Indigenous Education in the 21st Century - Conclusions and Recommendations

Indigenous Education In The 21st Century:
Executive Seminar,
Paris October 18-20, 2004
Statement by the Government of Canada
on the Theme:
"Conclusions and Recommendations"

Delivered by Line Paré
Director General
Education Branch
Department of Indian Affairs and Northern Development
Government of Canada

Paris, October 20, 2004

Mr. Chairman, Canada is pleased to offer comments on possible "conclusions and recommendations" of this Expert Seminar.

I want to take this moment to thank you, Mr. Chairman, for your leadership in this Seminar, and through you, I want to thank all participants for their many useful and insightful contributions.

Based on the Canadian experience, Canada offers the following conclusions and recommendations for consideration.

First, we should re-confirm the central importance of education - from K-to-12 and through post-secondary education - to the relationship between the State and Indigenous peoples.

Investing in Indigenous education is an investment that advances Indigenous community development and significantly benefits society as a whole.

Second, if we are serious about improving results, we must recognize that Indigenous education cannot be considered in isolation from a wide range of directly relevant factors. We need to re-frame how we think about Indigenous education.

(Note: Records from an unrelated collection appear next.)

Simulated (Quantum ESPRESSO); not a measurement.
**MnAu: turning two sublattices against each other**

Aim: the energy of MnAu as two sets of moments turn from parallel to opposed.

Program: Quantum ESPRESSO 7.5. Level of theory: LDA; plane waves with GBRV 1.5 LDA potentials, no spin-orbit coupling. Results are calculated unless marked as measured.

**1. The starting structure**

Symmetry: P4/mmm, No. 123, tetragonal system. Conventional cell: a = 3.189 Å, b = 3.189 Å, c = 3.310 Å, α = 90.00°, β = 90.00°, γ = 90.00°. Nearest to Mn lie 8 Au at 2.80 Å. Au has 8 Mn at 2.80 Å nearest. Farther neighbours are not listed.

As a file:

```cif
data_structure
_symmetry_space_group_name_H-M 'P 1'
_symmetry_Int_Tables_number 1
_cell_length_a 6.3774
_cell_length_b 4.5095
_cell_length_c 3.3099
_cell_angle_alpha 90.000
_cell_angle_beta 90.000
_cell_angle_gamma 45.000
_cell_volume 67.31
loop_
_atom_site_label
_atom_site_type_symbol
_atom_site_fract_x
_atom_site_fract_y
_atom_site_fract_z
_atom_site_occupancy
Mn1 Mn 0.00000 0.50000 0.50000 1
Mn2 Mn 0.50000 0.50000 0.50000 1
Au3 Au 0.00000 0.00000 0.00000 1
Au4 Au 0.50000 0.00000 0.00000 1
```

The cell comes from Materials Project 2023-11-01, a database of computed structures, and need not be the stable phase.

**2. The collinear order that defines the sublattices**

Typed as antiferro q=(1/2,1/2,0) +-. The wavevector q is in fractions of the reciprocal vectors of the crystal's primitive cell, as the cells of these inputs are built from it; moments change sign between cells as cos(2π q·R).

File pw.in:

In Canada, we are moving towards the concept of lifelong learning, as a way of dealing with all the needs of Indigenous students throughout the course of their educational experience, including health, early childhood development, child and family services, housing, parental involvement, youth development, family economic situation, etc.

Third, we need to understand that Indigenous education can improve markedly when the planning and delivery of Indigenous education is devolved to Indigenous communities and decision-makers.

Indigenous control of or jurisdiction over Indigenous education, development of "on the ground" Indigenous education expertise, increased involvement of Indigenous parents in the education of their children, inclusive approaches to Indigenous education policy development and/or renewal - all of these factors are aimed at ensuring that Indigenous children will be equipped to respond successfully to the priorities of their own communities and the challenges and opportunities of the broader societies and economies in which they will live.

Fourth, we must underscore the importance of creating an environment where Indigenous students can learn, as much as possible, on their terms. Whether they are starting grade school or finishing post-secondary studies, Indigenous students have unique challenges that must be addressed in an integrated and systematic manner.

If the goal is improved education results for Indigenous students, then some of the key ingredients are: a) increased use of Indigenous languages; b) increased presence of Indigenous teachers; c) increased Indigenous content in curricula; and d) development of innovative ways of delivering Indigenous education services based on an effective mix of Indigenous language, Indigenous role models, Indigenous content along with efforts to expand students' understanding and access to education and career opportunities.

Fifth, successful innovation in Indigenous education will require a steady and unflinching focus on results. As States and Indigenous peoples work cooperatively towards improving quality education for Indigenous peoples, it will be important to design and implement performance indicators in order to measure education outcomes over time.

Finally, Canada would like to commend the Permanent Forum on Indigenous Issues and the thoughtful and wide-ranging recommendations on education, set out in the report on its third session in May 2004 (E/C.19/2004/23). We would be prepared to work further with the Permanent Forum, the Special Rapporteur, UNESCO and other bodies to advance worldwide efforts for Indigenous education.